Something in a Name
Articles
Tuesday July 7 2015, 7:21 PM

Silly as it sounds, there is way more personality involved in having a partially or fully fake name. Legend has it that one Louis Krages of Germany was a successful sports car racers known as "John Winter." It worked until he won the 24 Hours of Le Mans and was seen in newspapers all over Europe!

Europeans like their fake names better: Umberto Calvo (Hubert Bald), James Bald, Pierre Chauvet (Peter Bald) [those first three were all the same person], Jimmy, Amphicar (yes, Amphicar!), Black & White, White, Popsy Pop, PAM, Snoopy, Pal Joe, Victor, The Tortoise, Eldé, and others grace the racing pages of history.

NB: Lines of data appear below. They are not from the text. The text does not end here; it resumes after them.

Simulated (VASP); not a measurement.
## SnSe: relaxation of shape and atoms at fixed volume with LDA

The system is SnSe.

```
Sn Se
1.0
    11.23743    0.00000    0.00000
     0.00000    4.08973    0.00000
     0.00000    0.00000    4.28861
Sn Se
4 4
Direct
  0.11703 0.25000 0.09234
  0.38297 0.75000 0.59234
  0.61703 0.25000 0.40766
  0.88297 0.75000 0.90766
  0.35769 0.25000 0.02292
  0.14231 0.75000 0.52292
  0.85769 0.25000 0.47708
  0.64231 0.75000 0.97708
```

There is something about the name with which a driver races. Having that nickname or entirely fake name (like old "Amphicar" there) makes the name carry a certain mystique to it. I like it. My mother has called me "Bubba" and "Buddy," and one of my friends just says, "Thanks, Bud," so much that if I ever do get into that Pirelli World Challenge Car, I will be "Bubba Nickerson," "Buddy Nickerson," "Bud Nickerson," or maybe just for laughs "Tortoise Nickerson."

That mystique I speak of deepens the personalities. It gives that slight bit of... pizzazz. The drivers suddenly become... approachable. I'd feel much better speaking with a guy like Darrell "Bubba" Wallace than I would with people with names like Chase Elliott or Gray Gaulding. It just feels... forced. I talk to peers with names like John, Will, Kurt, Andrew, Zach, Joe, Patrick, and James. I turn on the TV to find these sort of names with Chase, Gray, Korbin, Dakoda, and Brennan mixed in with the Timothy's and Chris's of the word.

That's not to say you can't be nice and have a name like that, but it has always to folks like me added an air of snob to the name. We live in a world where people make up names purely for the sake of being "different." And boy how far different has carried thing! Names like "Gray" usually trace themselves to Hollywood actors who named their kids something weird to be different. People named Brian Z. trace themselves to the latrine.

Nicknames are something that should describe the person. It was fantastic to get to speak to Johnny Allen and learn the origins of "Spook" Crawford's nickname. I have never gotten to ask "Brownie" King or "Blackie" Wangerin, amongst others, where they got the nickname from, but I'm sure it's a neat story!

Of course there's the media applied, usually unapplicable, and usually so stupid it's mindnumbing: "Happy" Harvick, "Six Pack" Johnson, "Smiley" Edwards, and "Danican't" Patrick (OK, that last one's awesome but not media or NASCAR applied). Those are all part of the media's (and NASCAR's) desperate attempts to try to find some [non-existent] connection between the drivers and the fanbase.

How about finding some drivers with personality deserving of a nickname? If we made the nicknames appropriate we'd have "Crybaby" Harvick, "Whiny" Johnson, "Cyberbully" Edwards, and "Danican't" Patrick. It's something about society nowadays that it's OK to sit behind a fake web ID but it's not OK to have an appropriate nickname you can use with your fans. Maybe at the doctor, home, and at your mother-in-law's you'll still be Throckmorton, but it's more fun to be "Tiny" at the track. Now I'm not asking you to go full wrestling and become "The Ultimate Warrior," because that's just weird. But if you're friends say you're more of a Frank Mundy than a Francisco Eduardo Menendez, then fine. Hey, you call your mother-in-law "Battle Axe."

I hope Darrell Wallace switches to using "Bubba" for his name because if anyone can carry a nickname like that with dignity and class, it's him. And unless that happens, poor old Tim will one day flip on the Pirelli World Challenge and find "Amphicar Nickerson" on the starting grid.